19 Eylül 2012 Çarşamba

Two to Go

I have this weird professional goal: I want to teach every one of Shakespeare's plays before I retire.  I'm doing a new one right now, and then I'll have two left. (Troilus and Cressida and Timon of Athens; if anyone thinks of a really good way to fit one or the other in, or says s/he loves teaching one or the other and this is why, I will be a very grateful Shakespeare person.  I could do a class theme of friendship, and then Timon would fit as the anti-model.)

We're about to finish The Two Gentlemen of Verona and move on to AYLI.  (See what I did there?  I'm pretty much on a first name, all initials, basis with AYLI, while the other play I still feel a bit formal about.)
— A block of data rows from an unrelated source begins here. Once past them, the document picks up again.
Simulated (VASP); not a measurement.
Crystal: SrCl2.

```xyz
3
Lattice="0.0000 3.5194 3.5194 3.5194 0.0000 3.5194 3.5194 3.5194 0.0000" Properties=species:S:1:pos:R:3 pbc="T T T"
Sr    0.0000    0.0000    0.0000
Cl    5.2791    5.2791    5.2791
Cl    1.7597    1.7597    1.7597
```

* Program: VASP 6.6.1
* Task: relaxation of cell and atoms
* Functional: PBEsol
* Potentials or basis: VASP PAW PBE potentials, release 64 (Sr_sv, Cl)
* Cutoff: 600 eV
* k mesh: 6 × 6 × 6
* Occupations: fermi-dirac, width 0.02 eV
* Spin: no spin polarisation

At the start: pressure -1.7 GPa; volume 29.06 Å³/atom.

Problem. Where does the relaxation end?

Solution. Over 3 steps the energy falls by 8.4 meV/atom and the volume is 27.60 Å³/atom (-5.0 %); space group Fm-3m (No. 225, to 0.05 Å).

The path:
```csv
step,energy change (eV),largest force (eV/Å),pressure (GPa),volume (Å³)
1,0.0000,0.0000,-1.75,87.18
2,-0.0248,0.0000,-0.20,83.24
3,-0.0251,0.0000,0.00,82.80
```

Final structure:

It's not that TGoV (I guess we're friends now) is a bad play, but when I think of teaching AYLI, it's just way better.  It's like TGoV is a sort of flat tryout of some stuff that later gets really cool and important.  You want friendship, TGoV has friendship, but it's not as intense or as challenging as, say, Coriolanus.  It's got cross-dressing, but it's just there to get one character unrecognized into the same outlaws den as another.  In comparison, AYLI, 12th Night, etc, they take cross-dressing and really make you think about metadrama, clothing, gender, all sorts of good stuff.  And then there's rape.  It's a threat, and it's a serious threat, but it's not as complicated as in MfM, Tempest, or All's Well.  And it's got rings, but they're not nearly as cool as in Merchant.  (My students thought I was nuts when I suggested that rings had a sexual connotation.  Grrr.  It's not just my dirty mind, people!  It's Shakespeare!)

And yet, I love teaching Titus, and Titus sort of does the same work for tragedies and especially revenge tragedy as TGoV does for all sorts of other stuff.